Please tell us how the film came about. Was the film influenced by your own personal experience? 

No unfortunately I have never had the honour of breastfeeding a child although it would certainly be interesting to have a go. The film is not my own but a collaboration between me and Hollie McNish who wrote the poem. The poem is very much based on her personal experience of breastfeeding in public and was literally written whilst sitting on a toilet seat breast feeding her little girl.

You could say the film has been years in the making as Hollie and I went to secondary school together and were very good friends. I really admire her and her work and we have been wanting to make something together for a long time. When I was given an open brief by Channel 4’s Random Acts it seemed like the perfect opportunity.

 

Please tell us about the creative process of making the film did you write the script, was it a short shoot, how did you find the locations?

Budget restrictions always require you to problem solve and can often force you to be more creative than you otherwise would. The poem is long and fast and covers so much ground I had to come up with creative solutions to keep the imagery as varied as the dialogue. I had incredible support from the team at Indy 8 but it was a passion project for me so on occasion I did find myself searching for locations on my bike in the 30 degree summer sun. At one point I genuinely cycled so far out looking for a suitable billboard location I had pretty much left London.

Hollie’s poem had already existed online for a while but it was a very low-fi performance piece. On its own it was already extremely powerful so to turn it into a film was in some ways very easy, in other ways a huge challenge.

The easy part was having ideas for what visual elements would bring the poem to life – as I listened to the poem it would evoke so many images in my mind it was more about how many we could shoot in the time restrictions.

The really hard part was making sure I didn’t spoil something that was already incredibly effective. That meant making choices about how the cinematography of the performance should be allowed to remain simple and straight forward to retain that direct connection between Hollie and the audience. Also how to create the right environment for Hollie to perform in. Reciting poetry to a huge room of people takes some nerves but doing it staring directly into the unblinking eye of a camera is still a very different thing. Hollie was faultless the entire shoot, she even looked after people’s babies between takes.

 

Did the pacing and cuts evolve in the edit or had you already storyboarded in detail before the shoot?

I’m not one for storyboarding. It’s part and parcel of making advertising but I find that it can actually be very restrictive to the film-making process. I had a list of visual references and a shot list that sent my producers into a panic, but I was able to approach it the way it suits me to make films. I like to allow the process to breath as much as possible, I can best describe how I like to work as more of a collage approach. I know what elements I need to tell the story but the way they come together evolves through the edit process.

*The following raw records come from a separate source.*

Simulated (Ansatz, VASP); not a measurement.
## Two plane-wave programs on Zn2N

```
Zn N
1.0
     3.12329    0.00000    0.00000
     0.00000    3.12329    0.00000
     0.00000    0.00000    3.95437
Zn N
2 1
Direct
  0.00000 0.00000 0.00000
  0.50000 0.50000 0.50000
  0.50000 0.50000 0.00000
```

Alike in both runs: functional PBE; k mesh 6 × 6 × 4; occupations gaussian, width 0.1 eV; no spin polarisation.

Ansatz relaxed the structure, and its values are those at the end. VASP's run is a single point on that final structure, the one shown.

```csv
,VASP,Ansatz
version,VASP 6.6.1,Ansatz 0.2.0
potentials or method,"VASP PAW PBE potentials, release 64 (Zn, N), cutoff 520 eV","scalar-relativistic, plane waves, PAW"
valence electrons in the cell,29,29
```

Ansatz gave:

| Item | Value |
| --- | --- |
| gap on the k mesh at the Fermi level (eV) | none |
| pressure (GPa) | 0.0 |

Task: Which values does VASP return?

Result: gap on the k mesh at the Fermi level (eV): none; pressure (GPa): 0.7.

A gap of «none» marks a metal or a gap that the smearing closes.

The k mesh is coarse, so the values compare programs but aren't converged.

I often imagine in my mind collecting these separate bags of images that I know will be useful in the edit. So in my head I split my visuals into four main separate strands; Hollie’s performance, portraiture of mums feeding babies, the still life, and then a narrative thread which I knew I could split up through the montage to give the audience the semblance of a story, but hidden in a way that makes it feel like it’s just part of the montage sequence.

The girl who walks into the cafe and ends up in the pink toilet feeding her newborn is called Katie. I filmed her with her baby in the pink toilet and immediately knew I needed to make more of that scene. It’s one of my favourite images in the film, it’s barely directed at all, it’s just a real mum feeding her hungry baby.

 

Did you put a call out for lactating mothers to feature in your film?

 

Yes. We had an incredible response. Mainly thanks to Hollie. She has a huge following of dedicated fans so as soon as she put a call out we were flooded with mums and babies who wanted to be in the film. I was unsure how comfortable people would be breast-feeding their babies on camera but it is such a natural thing for a mother to do all I had to do was avoid trying to direct too much and allow things to be real.

 

How did you go about achieving the natural intimacy with the cast?

I have a lot of experience directing people who have never been on camera before. I often actually prefer it to working with actors – even when I am working with actors I I treat the process the same way.

I want everything to be real rather than performance. For me directing is about creating an environment for things to occur naturally and capturing it on camera rather than trying to force anything to happen.

Intimacy was achieved by making sure everyone understood there was no right or wrong way to do things. If your baby cries and doesn’t want to feed well then that’s perfect, what could be more honest than that? If your baby won’t stop feeding and falls asleep well that’s great too.

Hollie and I were really keen not to try and sugar coat what it means to be a mum. There is a lot of imagery online portraying breast feeding as this beautiful, euphoric process which I am sure it can be at times but it can also be messy, uncomfortable, and hard work. Hopefully the scenes show the mums out there that it’s OK to struggle. Things aren’t always perfect but it is still a beautiful natural part of life.

 

Is there anything else you’d like to share?

One last technical detail that I found very interesting in the editing process of the film. It’s important to create a rhythm in a film and the normal approach to this is to edit to the right piece of music whether you hear it in the final film or not. One thing that had me quite scared during the film-making process was how many changing rhythms and tempos Hollie’s poem has. A crescendo in the middle of a film is a very strange thing for a film-maker but that’s how Hollie’s poem was structured so that’s how we needed to make the film work.

I worked on the sound with Jon Clarke over at Factory and we soon realised that we were going to have to create our own piece of music that fitted with the changing rhythms of the poem. This was really challenging and both Jon and I had a real high-five moment when the underlying score started to come together. He did a great job and I owe him big time.